About Alerts for Your Environment

Alert Types

  • Load Average
  • IO Wait
  • Swap Used
  • Free Space
  • Backup Alerts
  • Postgres Alerts

Load Average

Load average represents the average system load an instance experiences over a period of time.

Current Thresholds:

  • Warn: 4 x vCPU
  • Fail: 10 x vCPU

For example: a 1 vCPU, the load would be 4.00 but a 5 vCPU, it would be 20.00.

Note: A vCPU is the same as an ECU (an Amazon EC2 Compute Unit).

For general information about how load average is calculated, see Load (computing).

IO-Wait

The instances cpu is waiting for disk writes to complete before it can move on to other operations.

Current Thresholds:

  • Warn: 40% iowait
  • Fail: 80% iowait 

Swap Used

The amount of swap hard disk space used as virtual memory resources. High swap is an indication that an instance needs more memory.

Current Thresholds:

  • Warn: 128 MB Swap Used
  • Fail: 384 MB Swap Used 

Free Space

Free space is monitored on these mount points: //data/db, and /mnt.

You might not realize the instance is almost out of disk space until you get this alert. The thresholds are calculated based on the space allocated to the mount point.

Current Thresholds:

  • Warn: If the disk space for a particular mount point is 10 GB or less, then the warning threshold is 70% full. If the disk space is greater than 10 GB, then the warning threshold is 80% full.
  • Fail: 90% of disk space is full.

The best practice is to review the content of the volume and confirm the usage is appropriate to your use case. If you do need to increase the available space it might be possible for Engine Yard Support to resize your volume online if your instance is "current generation"; if not, you will need to replace the instance with one that includes a larger volume.

Backup Alerts

'Unable to backup [your database name]: already a backup in progress. 
Use --allow_concurrent to enable concurrent backup runs. Details at
/var/log/eybackup.log.'

 This alert indicates that your backup is running for more time than the current interval between your backups. This can often create situations where backups stack up behind each other driving up load on the target host. In the case of a replica, replication state is not evaluated during backups since it is common for replication to lag or stall during a backup.
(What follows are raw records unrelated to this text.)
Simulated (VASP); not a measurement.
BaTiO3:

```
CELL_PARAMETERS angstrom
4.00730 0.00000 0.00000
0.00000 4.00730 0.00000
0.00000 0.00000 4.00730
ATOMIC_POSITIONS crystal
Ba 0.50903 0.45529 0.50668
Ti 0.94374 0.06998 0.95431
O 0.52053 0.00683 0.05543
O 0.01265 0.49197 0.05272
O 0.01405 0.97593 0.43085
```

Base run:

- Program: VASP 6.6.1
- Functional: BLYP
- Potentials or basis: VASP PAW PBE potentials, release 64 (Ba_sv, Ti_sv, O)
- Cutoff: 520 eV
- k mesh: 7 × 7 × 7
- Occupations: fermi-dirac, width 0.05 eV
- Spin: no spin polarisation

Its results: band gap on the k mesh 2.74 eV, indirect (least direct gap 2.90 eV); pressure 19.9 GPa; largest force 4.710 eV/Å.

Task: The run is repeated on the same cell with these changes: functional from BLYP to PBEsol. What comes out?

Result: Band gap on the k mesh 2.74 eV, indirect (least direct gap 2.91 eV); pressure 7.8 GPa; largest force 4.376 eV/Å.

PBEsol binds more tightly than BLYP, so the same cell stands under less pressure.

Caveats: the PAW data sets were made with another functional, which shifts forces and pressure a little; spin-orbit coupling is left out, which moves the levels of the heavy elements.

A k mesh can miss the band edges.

As a result the backup tools now provide this warning and, by default, will not start a new backup if one is already running. Some possible ways to address this concern include scheduling a larger interval between backup runs using the dashboard or custom cookbooks, or upgrading to an instance that can process the backup job more quickly. This warning does not indicate anything is critically wrong with your database, and is safe to ignore; however, for visibility and awareness purposes it is not possible to disable this warning.